Bukovyna

By Walter Kish

Many years ago, I was married in a little Orthodox Church in Oshawa that, though officially known as St. Mary’s, was more popularly called the “Bukovynian Church”, after the origins of most of its parishioners.  My wife’s grandmother came from a town named Horodenka that sat near the traditional though indistinct border between the Bukovynian and Hutsul communities of Western Ukraine.  Obviously, she considered herself Bukovynian, and in conjunction with numerous other early immigrants that came from that same corner of Ukraine, they tended to create tight-knit communities and parishes in the Diaspora. It was particularly fitting that we were married in that little Orthodox church that my wife’s grandfather personally helped build.
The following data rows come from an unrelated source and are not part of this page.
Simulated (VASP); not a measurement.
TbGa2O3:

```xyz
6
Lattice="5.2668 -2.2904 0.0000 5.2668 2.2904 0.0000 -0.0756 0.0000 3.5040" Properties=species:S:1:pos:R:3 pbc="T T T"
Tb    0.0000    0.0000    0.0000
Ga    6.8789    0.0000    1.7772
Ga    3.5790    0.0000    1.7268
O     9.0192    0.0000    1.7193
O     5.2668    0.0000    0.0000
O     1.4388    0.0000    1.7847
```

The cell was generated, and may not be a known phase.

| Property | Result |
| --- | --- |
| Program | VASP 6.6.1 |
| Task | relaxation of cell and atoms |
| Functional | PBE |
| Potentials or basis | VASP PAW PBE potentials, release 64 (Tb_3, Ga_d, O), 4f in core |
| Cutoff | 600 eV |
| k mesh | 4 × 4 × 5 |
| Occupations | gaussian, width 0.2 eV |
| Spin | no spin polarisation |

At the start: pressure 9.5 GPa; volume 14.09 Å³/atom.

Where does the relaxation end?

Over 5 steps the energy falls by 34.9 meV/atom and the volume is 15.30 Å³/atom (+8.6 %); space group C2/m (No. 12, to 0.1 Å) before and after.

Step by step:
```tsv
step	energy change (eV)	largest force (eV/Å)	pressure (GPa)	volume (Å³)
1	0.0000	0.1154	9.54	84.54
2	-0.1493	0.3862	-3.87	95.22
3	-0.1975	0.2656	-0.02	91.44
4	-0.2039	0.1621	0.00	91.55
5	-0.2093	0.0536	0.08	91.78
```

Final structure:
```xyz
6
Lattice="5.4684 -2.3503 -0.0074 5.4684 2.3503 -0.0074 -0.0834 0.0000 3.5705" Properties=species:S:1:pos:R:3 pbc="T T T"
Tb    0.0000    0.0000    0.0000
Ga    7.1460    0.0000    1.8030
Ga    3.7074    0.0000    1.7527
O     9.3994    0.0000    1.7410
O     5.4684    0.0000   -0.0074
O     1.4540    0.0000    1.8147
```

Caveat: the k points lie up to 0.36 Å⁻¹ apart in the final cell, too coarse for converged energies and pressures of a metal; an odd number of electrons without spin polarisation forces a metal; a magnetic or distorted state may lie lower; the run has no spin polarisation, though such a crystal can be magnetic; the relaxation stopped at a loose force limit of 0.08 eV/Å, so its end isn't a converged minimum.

Bukovyna is an area of some ten thousand square kilometres that straddles the border between Ukraine and Romania along the northern slopes and adjoining plains of the Carpathian Mountains.  Today, it is more commonly known as Chernivtsi Oblast, though historically this corresponds only to Northern Bukovyna, with Southern Bukovyna now forming Suceava County in Romania.  World War II and the onset of the Cold War irretrievably divided this principality that was an interesting polyglot of Ukrainians, Romanians, Poles, Jews, Germans and Hungarians.  Today, Ukrainians make up approximately 75% of the population of Chernivtsi Oblast, Romanians 20% and others 5%.  Southern Bukovyna in contrast has become much more mono-cultural with Romanians comprising 98% of the population. 

The current population of Chernivtsi Oblast sits at just under one million people, though for most of its history it was very sparsely populated – as late as 1775 its population stood at only some 75,000.  The Austrians strongly encouraged settlement in the area, and by 1900 the population had grown to about 800,000, with a majority of the influx being Ukrainians, though significant numbers of Germans, Jews, Armenians and Hungarians also settled here.  The province’s capital city of Chernivtsi, known as Czernowitz by the Austrians, became a thriving cultural and commercial centre, known variously as Little Vienna or Jerusalem on the Prut.

In ancient times, the area was a centre of the well known Trypillian culture. Two thousand years ago, the area formed one of the border outpost provinces of the Roman Empire known as Dacia.  Subsequent to the collapse of the Roman Empire, the area was overrun at various times by the Goths, Huns and Avars, and it was only during the time of the Kyivan Rus Empire that Slavic tribes began settling in the area, and for a time it was part of the Principality of Halych-Volynia.  During the fourteenth century, it coalesced into the Principality or Kingdom of Moldova, also known as Wallachia. At various times, it came under the control of Hungarians, Tatars, Turks and Poles.  From the late eighteenth to the twentieth centuries, it was part of the Austro-Hungarian Empire. Up until this time, the majority population of the area had been Romanian, but under the Austrians, Ukrainians were encouraged to settle there until by 1900 they formed the majority. 

Between 1890 and 1930, due to the poor economic prospects and political instability of the area, large numbers of Ukrainian Bukovynians emigrated to Canada and the U.S, including my wife’s grandparents.  During a recent visit to Chernivtsi, I stumbled across a faded but still legible sign on an old building under renovation, promoting immigration services to Canada.

The name Bukovyna itself comes from the Ukrainian word for the beech tree, buk, and reflects the fact that in olden times, the area was known for its vast beech tree forests.  In contrast to most of the rest of Ukraine, Bukovyna still contains vast tracts of forest, covering some 40% of its territory.  Needless to say, lumbering and woodworking are a large part of the local economy.  Agriculture is also prominent, while the nearby Carpathian Mountains are a rich source of iron, copper, manganese, lead and silver.

Culturally, Bukovynians are in most respects Ukrainian, though obviously because of history one can see Romanian, Hungarian and German influences in the language, music, arts and folk traditions. A number of prominent Ukrainians were either born or lived in Bukovyna, including Olha Kobylyanska, Stepan Smal-Stocki, Ivan Franko and Leonid Krawchuk, the first President of Ukraine.  Bukovyna is a small but nonetheless rich and distinctive piece of the rich mosaic that constitutes the Ukrainian people.